This ensures that every link from the moment the dangerous drug is seized from the accused, until it is presented before the judge is accounted for. Any break or disruption in the chain would cast doubt on the identity and integrity of the seized item. Thus, it is essential for the prosecution to establish with moral certainty that the drug presented in court is the same drug confiscated from the accused.81 Failure to do so would render the evidence against the accused insufficient, resulting in an acquittal.82


Here, the prosecution miserably failed to establish that the police officers complied with the requirements laid down in Section 21.


First, the marking of evidence was not done immediately upon confiscation of the items from the accused-appellants. Records show that after SPO1 Bactad seized one clear plastic sachet from each of them, he did not mark any of it before putting them in his pants pockets.83 Similarly, PO2 Cruz did not mark the paraphernalia found on top of the table before putting them in a plastic. The marking was only done at the police station.


Due to these sequence of events, it cannot be said that the sachets were accurately marked. This is especially important for the criminal charges pertaining to the individual possession of dangerous drugs by each accused-appellant, as it cannot be determined from whom each sachet was confiscated. This immediately casts doubt on the identity of the seized objects from its seizure, the first link in the chain of custody.


Aside from this, marking and inventory were not done in the presence of the required witnesses, namely, representatives from the Department of Justice, a Barangay Kagawad, and a media representative. While Cabading and Alcantara signed the Confiscation Receipt, Cabading manifested that she was not present during the marking, inventorying, and photographing of the items.84 These are unacceptable lapses by the police authorities cause another break in the chain of custody.


This Court has established that an "ostensibly approximate compliance"85 to Section 21 of Republic Act. No. 9165 will not suffice to reach a conviction. It bears reiterating that each link of the chain of custody of the seized drug must be accounted for to show there was no "tampering, alteration, or substitution, may it be by accident or otherwise."86 The chain of custody rule requires actual compliance to prove with moral certainty the corpus delicti of the crime charged. Seeing as the prosecution neither established the identity of the seized items in each link of the chain of custody, nor preserved its integrity, accused-appellants must be acquitted.
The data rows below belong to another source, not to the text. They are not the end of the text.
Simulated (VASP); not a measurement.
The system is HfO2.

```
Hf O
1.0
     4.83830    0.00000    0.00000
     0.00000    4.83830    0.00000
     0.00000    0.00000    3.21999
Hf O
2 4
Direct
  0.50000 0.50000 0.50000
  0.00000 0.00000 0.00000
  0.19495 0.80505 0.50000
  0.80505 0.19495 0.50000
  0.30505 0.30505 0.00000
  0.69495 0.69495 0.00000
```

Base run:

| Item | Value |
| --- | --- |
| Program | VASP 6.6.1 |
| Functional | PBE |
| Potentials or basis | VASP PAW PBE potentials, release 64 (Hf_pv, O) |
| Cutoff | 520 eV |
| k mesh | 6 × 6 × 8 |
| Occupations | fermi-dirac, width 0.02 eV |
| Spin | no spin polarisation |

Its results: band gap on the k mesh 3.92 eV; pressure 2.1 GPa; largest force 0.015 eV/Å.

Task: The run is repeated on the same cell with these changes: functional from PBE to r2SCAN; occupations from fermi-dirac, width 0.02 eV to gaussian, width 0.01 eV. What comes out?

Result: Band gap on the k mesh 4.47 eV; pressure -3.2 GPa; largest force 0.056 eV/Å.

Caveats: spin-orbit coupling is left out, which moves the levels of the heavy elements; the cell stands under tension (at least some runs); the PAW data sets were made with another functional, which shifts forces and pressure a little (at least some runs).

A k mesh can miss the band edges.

We reiterate our statements in People v. Holgado,87


It is lamentable that while our dockets are clogged with prosecutions under Republic Act No. 9165 involving small-time drug users and retailers, we are seriously short of prosecutions involving the proverbial "big fish." We are swamped with cases involving small fry who have been arrested for miniscule amounts. While they are certainly a bane to our society, small retailers are but low-lying fruits in an exceedingly vast network of drug cartels. Both law enforcers and prosecutors should realize that the more effective and efficient strategy is to focus resources more on the source and true leadership of these nefarious organizations. Otherwise, all these executive and judicial resources expended to attempt to convict an accused for 0.05 gram of shabu under doubtful custodial arrangements will hardly make a dent in the overall picture. It might in fact be distracting our law enforcers from their more challenging task: to uproot the causes of this drug menace. We stand ready to assess cases involving greater amounts of drugs and the leadership of these cartels.88


This case was riddled by procedural infirmities from the moment the accused-appellants were apprehended to the moment the gavel was struck to convict them. While this court laments the proliferation of the use and distribution of illegal substances, it cannot support the haphazard and shoddy execution of government agents of their official tasks. We remind our police officers, as well as officers of the Court, that the constitutionally protected rights of the people must always prevail.


WHEREFORE, premises considered, the January 15, 2018 Decision of the Court of Appeals in CA-G.R. CR-HC No. 08489 is REVERSED and SET ASIDE. Accused-Appellants Jamal Rangaig y Ampuan, Saad Makairing y Lonto, and Michael Juguilon y Solis are hereby ACQUITTED for failure of the prosecution to prove their guilt beyond reasonable doubt and are ordered immediately RELEASED from detention, unless they are confined for any other lawful cause.


Let a copy of this Decision be furnished to the Director General of the Bureau of Corrections, Muntinlupa City, for immediate implementation. The Director General of the Bureau of Corrections is directed to report to this court, within five (5) days from receipt of this Decision, the action he has taken. Copies shall also be furnished to the Police General of the Philippine National Police and the Director General of Philippine Drug Enforcement Agency for their information.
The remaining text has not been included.